Vistara starts preparations to fly abroad
New Delhi/Mumbai: Vistara, the full-service airline owned by the Tata group and Singapore Airlines Ltd, is conducting an international operations safety audit and exploring tie-ups with foreign airlines as it prepares to fly abroad, two senior company executives said.
The airline, which was launched in January 2015, has hired an auditor to secure the International Air Transport Association (IATA)’s IOSA certification, which would let it finalize commercial agreements with international airlines, chief executive officer Phee Teik Yeoh said. IOSA stands for IATA Operational Safety Audit, a global industry standard.
“To start up overseas operations—we are working towards it,” Yeoh said, confirming the airline has appointed an IATA-approved auditor. He, however, did not provide further details about the firm’s international plans.
Almost all airlines in India, with the exception of one low-cost carrier, are IOSA certified.
“Compliance with over a thousand IOSA standards and recommended practices helps an airline improve its operational safety and reduce the number of audits conducted,” IATA spokesperson Albert Tjoeng said in an email.
Vistara, which was keen on international operations from the start, was stymied by a rule which mandated that new airlines had to fly locally for five years and have a fleet of 20 aircraft before venturing abroad.
In June, the government removed the five-year stipulation. This means Vistara, which has 11 Airbus A320s now and plans to add two more this year, apart from seven A320Neo expected in the next fiscal year, will be eligible to launch its first overseas flight before the end of 2017-18.
Vistara is already in talks with parent Singapore Airlines for a code-sharing agreement.
“We are in discussions with Singapore for code sharing. They will be the first to do it with us, have initiated discussions with a couple of other airlines and it should come in another couple of months,” said Sanjiv Kapoor, chief commercial and strategy officer at Vistara, adding the airline was also “exploring bilateral relationships with the like-minded parties which are mutually beneficial”, without elaborating further.
Vistara has also forged so-called interline agreements with nine airlines, including British Airways, Japan Airlines and Kenya Airways, Kapoor said. Interlining is an agreement between individual airlines to handle passengers travelling on routes that require multiple flights on multiple airlines. These agreements allow passengers to change from one flight on one airline to another flight on another airline without having to gather their bags or check in again. Interlining deals may be followed by code sharing and bilateral relationships.
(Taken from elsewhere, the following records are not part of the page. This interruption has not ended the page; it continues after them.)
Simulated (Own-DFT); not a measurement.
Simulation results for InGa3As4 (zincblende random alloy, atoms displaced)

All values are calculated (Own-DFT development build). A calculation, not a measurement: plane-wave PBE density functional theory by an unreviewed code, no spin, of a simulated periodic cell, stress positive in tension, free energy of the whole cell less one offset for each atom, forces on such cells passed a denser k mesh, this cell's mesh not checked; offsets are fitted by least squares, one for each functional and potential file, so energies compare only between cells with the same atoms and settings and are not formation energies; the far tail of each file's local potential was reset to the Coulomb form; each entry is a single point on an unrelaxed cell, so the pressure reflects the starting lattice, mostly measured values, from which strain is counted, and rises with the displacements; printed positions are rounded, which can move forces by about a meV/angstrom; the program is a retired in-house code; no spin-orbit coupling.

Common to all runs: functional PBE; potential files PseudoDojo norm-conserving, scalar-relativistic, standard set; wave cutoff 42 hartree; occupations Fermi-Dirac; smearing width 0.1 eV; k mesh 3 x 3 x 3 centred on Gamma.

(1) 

“As part of a long-term plan, we are looking at whether it makes sense for us to have small aircraft; it may not be,” Yeoh said, adding that there was no decision yet on advancing any existing aircraft deliveries. He also said no decision has been taken on international fleet requirements, such as wide-body planes. The fleet plan has to be first approved by the Vistara board.
An official at an aircraft manufacturer, who declined to be identified, said Vistara has taken and continues to take presentations for both wide-body planes used for long-haul flights and smaller ones for shorter flights.
“But they haven’t decided yet and they are not even giving a sense of where they want to fly. For close-by destinations like Dubai, they already have A320. The question is what will they choose for long-haul operations,” said the official.
Vistara has become a more attractive career choice for pilots and cabin crew since the rules for airlines flying abroad were relaxed, a senior pilot with a low-cost airline said.
Technical staff see an opportunity to fly international if they work for Vistara, compared with only free tickets for local flying with domestic airlines. Pilots also hope to upgrade themselves from flying medium-haul to long-haul planes like Boeing’s 777 and 787, and Airbus’s A330, 350 and 380.
Free seats for employees and their families—based on flight occupancy—is an important perk built into the compensation of airline employees. It is one of the reasons many of them move to airlines in the Gulf with their vast international networks.
An official at the civil aviation ministry, speaking on condition of anonymity, said that established airlines are pressuring the government to increase the notice period for pilots from six months to one year. Officials from both established airlines (some of whom want the notice increased to one year) and new airlines (who want it to be retained at six months) have been meeting ministry officials to lobby their case, this official said.
The senior pilot cited earlier said that, like the 5/20 rule, the notice period too was a faulty regulation.
“Nowhere in the world does the regulator make it mandatory to give a six months’ notice period for pilots,” the ministry official said. “It should go away completely.”